# "This show will be deleted within 24 Hours" with OTA Source



## shantyman (Apr 5, 2010)

Is this macrovision flag set by the local affiliate or the broadcaster? Recently a CBS show popped up with this and I had to manually set them to not be deleted.

More importantly, if this occurs will it really delete the shows if it is not some sort of VOD/PPV type of scenario? All of my content is from OTA sources.


----------



## janry (Jan 2, 2003)

Sounds like your drive is nearly full and with what you have on the schedule to record will require the program to be deleted to make room.


----------



## steve614 (May 1, 2006)

I agree with janry.
If the program was truly copy protected, you would not be able to manually set it to not delete.


----------



## rainwater (Sep 21, 2004)

Sounds like you might be using KUID on some season passes.


----------



## shantyman (Apr 5, 2010)

Yes, we are using KUID but it is an XL with over 25% free. The warning sounds quite dire so I wondered what was going on.

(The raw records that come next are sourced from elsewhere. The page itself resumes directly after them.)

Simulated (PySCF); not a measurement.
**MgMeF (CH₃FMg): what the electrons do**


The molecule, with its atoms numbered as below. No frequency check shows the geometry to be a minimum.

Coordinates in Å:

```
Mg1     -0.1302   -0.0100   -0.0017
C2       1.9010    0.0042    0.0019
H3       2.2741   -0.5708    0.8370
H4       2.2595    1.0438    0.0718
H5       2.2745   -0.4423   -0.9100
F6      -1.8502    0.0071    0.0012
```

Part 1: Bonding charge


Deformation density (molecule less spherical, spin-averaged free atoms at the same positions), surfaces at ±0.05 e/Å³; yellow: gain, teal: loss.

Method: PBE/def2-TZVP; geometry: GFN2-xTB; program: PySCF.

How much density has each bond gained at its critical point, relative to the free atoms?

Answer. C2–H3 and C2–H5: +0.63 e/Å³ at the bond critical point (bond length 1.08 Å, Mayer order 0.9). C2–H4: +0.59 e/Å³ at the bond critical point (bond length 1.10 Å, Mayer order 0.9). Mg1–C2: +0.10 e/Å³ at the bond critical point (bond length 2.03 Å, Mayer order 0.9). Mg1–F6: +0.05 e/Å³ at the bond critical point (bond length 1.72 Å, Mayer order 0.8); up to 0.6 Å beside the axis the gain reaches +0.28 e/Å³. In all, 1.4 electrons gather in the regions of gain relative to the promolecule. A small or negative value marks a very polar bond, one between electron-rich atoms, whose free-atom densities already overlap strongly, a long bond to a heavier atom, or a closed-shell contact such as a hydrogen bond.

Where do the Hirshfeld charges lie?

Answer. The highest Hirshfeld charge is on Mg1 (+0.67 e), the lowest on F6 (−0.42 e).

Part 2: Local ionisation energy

Thanks for the info guys. :up:


----------



## Mike-Mike (Mar 2, 2010)

my TPXL says that all the time, but they don't get deleted


----------



## rainwater (Sep 21, 2004)

Series3Sub said:


> A federal court ruled that the FCC did not have the authority to mandate the copy flags that broadcaster so dearly wanted. The effect has been that broadcaster can't implement their copy or delete flags. They have to go to Congress for that. ASFAIK, no broadcaster can legally use the copy protection flags, and I know of no legislation having been proposed. So it is interesting that your OTA content gets flagged at all. Most broadcasters just don't bother to at all because they can't really take the action the flag states. No point to it.
> 
> The above only applies to broadcaster, not the many other channels that are available exclusively through cable, satellite, IPTV, or FiOS. So, HBO, et al. are free to use copy protection on any of its content, and, in fact, some currently do.
> 
> Link to very old article: http://www.pcworld.com/article/120748/fccs_broadcast_flag_overturned.html


That has nothing to do with the original posters problem I don't believe. It sounds like it is being deleted to make room. A lot of people don't realize how KUID can really cause havoc with other programs being deleted.


----------



## shantyman (Apr 5, 2010)

The problem is the items that were marked for deletion were set to KUID as well.


----------



## janry (Jan 2, 2003)

shantyman said:


> The problem is the items that were marked for deletion were set to KUID as well.





shantyman said:


> Recently a CBS show popped up with this and I had to manually set them to not be deleted.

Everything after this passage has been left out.